MemberNovember 3, 2016 at 6:12 am12
Thank you so much for your post Sharon. It is very helpful and great to have thoughts clearly laid out.
In reading your thoughts on the incident with Odessa and reading through the site moreover, I now feel it was a sign of dominant/social aggression – an assertive warning. Kaia shows good bite inhibition. When I play tug with her and she latches onto my hand it is very soft and she immediately re-positions her bit. I don’t feel she had any intention of biting Odessa. My thoughts is that perhaps Kaia did signal she’d had enough stroking and Odessa failed to notice/comply.
I must say I feel irresponsible for not stopping her stroking her on her bed. The children have never been able to disturb Kaia in her crate which is inside but we have not been as consistent with her outside bed! On this day and with having friends over, I feel I let my responsibilities slide. We do tell the children not to disturb her while resting anywhere and we are taking this as a reminder to be consistent and not think that it’s ok this “one time” just because I was busy with friends!
In terms of leadership Odessa can certainly be actively submissive toward Kaia by wanting to pet her when she feels the need. I understand this would of course put her down the pack order. That said we have always aimed never to allow Kaia to be “entitled” to affection by any family member.

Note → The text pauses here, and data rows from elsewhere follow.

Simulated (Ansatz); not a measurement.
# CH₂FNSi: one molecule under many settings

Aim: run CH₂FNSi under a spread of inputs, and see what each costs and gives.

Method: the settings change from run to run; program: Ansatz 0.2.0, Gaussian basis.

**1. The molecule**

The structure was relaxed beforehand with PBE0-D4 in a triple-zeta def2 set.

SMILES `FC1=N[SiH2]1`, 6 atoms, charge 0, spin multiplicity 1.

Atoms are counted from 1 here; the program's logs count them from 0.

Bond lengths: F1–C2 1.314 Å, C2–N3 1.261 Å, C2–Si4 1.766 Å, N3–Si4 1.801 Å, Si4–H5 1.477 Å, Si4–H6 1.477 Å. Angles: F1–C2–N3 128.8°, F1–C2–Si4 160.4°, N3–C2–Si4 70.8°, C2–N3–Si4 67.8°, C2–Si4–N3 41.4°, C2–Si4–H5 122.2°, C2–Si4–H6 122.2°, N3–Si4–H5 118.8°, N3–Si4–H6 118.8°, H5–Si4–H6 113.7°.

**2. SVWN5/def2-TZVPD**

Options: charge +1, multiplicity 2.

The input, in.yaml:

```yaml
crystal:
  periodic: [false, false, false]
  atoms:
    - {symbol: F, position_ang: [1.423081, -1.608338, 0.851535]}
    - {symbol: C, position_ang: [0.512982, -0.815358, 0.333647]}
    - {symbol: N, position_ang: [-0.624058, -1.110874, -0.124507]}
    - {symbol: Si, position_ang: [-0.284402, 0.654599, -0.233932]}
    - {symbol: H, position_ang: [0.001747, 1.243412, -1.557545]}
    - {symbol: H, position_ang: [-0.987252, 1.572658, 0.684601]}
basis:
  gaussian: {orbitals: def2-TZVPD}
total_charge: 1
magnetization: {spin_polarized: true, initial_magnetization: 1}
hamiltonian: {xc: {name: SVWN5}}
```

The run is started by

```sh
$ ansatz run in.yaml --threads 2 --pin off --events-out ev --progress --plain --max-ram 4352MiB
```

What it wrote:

I had a little chat with Odessa after it happened with regard to how she would feel if someone just came up to her and started hugging her without asking. She knew straight away she would not like it! I explained it was the same thing with dogs and that you can ask Kaia by saying her name and showing open hands. If she approaches you can pet her. If not, it’s best to leave her alone.
Kaia was taken to her crate immediately after the incident. I wasn’t totally sure this was correct so thank you for mentioning that.
On the small fluffy dogs issue, I would really like to understand the reason for it. I now find myself relating it to prey drive, fear aggression, social aggression and protection instincts. Ultimately I want to do what’s best for Kaia and having her attack smaller dogs is obviously not pleasant for anyone. As mentioned before, I feel her ”bite inhibition” is great as she has been open mouthed for every incident.
My vet told me that this action was caused by anxiety and that it would be causing her stress. She also said to keep her away from environments where she could see a SWFD. I mostly take her to the park at night where I can really throw the Frisbee to give her a good run but am always looking over my shoulder. I do have her on a light line!
I am now feeling from your comments that it is OK to have her out, of course on leash, where she might see SWFD. Would this be accurate? I’m not really fond of muzzling her in public, happy to use as a training tool though. I assume this would be very stressful to the SWFD’s even without the chance of a bite– is this fair to say?
Furthermore, I just remembered, I was at a dog park some months ago and there was a staffy X, which was smaller than Kaia. The dog showed clear dominance and Kaia submitted immediately lying on her back. They then played beautifully together.
A little later a greyhound, retired from racing, walked in. Kaia ran straight to it and began barking like crazy. I wish I could remember all her body language. The Greyhound stood its ground… I managed to call her back to me… The Greyhound went about its business and kept at a distance for a while. As it came closer Kaia ran straight to it and again showed heightened aggression. Neither Kaia or the Greyhound were backing down. I swiftly walked over to her, put her on leash and left.
Could someone shed some light on this? I guess she perceived the Greyhound as a threat but I am perplexed by when a medium dog (smaller than her) shows dominance aggression she submits and yelps but with this Greyhound, which was much bigger than her, she was not going to back down. I feel there would have been a very bad fight had I not left with her.
Could it be that the Greyhound was not showing any signs of dominance and Kaia wanted to be the dominant one – but why run to her without no apparent conflict? Has it to do with fear or respect or something else? I understand Hackles up is to feel threatened but does this necessarily mean fearful?
Sharon, I’m certainly looking forward in working toward phase 3 training and I want to do the best for Kaia along the way.
There is certainly a lot to remember with so much valuable information on this site so having this group is great to gain in clarity.